Justices Hint at Strains as Supreme Court Comes Under Scrutiny

In Pennsylvania earlier this month, Chief Justice John G. Roberts Jr. insisted the public is misguided to think of Supreme Court justices as political actors.
In Florida last week, Justice Clarence Thomas, who has served since 1991, waxed poetic about his deep friendships with justices from an earlier era, saying there is nothing “negative” about his relations with the newer crop of colleagues while acknowledging the court is now “different.”
And in Washington on Monday night, Justice Ketanji Brown Jackson criticized the court for disrupting its normal practices through quick-turn, often unexplained emergency orders and warned that the public loses confidence in the court when its decisions appear political.
As the justices have traveled the country this month for public appearances, a traditional part of the court’s schedule after finishing oral arguments for the term, they have seemed intensely aware of a public debate about their relationships with each other and the court’s own legitimacy.
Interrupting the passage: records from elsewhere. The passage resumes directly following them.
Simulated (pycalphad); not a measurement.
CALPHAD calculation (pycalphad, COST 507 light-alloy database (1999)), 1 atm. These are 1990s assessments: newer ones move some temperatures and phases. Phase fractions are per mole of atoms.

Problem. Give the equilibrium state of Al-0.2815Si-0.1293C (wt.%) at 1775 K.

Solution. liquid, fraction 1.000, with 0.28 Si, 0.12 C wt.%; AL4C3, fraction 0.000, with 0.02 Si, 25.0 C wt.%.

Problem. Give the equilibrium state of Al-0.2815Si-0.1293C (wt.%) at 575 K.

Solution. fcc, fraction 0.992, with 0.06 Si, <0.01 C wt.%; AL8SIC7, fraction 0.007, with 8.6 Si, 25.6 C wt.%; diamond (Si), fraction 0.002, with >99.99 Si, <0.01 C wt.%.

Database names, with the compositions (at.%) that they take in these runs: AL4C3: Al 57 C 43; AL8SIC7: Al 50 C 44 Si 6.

“It is so important for the public to perceive us as neutral, nonpartisan,” because “public confidence is really all the judiciary has. That’s our currency,” Justice Jackson said during a wide-ranging conversation with a federal judge from South Carolina at the American Law Institute’s annual meeting in Washington.
“It’s incumbent upon us to do things, to act in ways that shore up public confidence.”
Justice Jackson’s comments hint at what appear to be frayed relations among some of the justices as the court prepares to issue its final rulings, many in deeply consequential cases, before the term ends in late June or early July.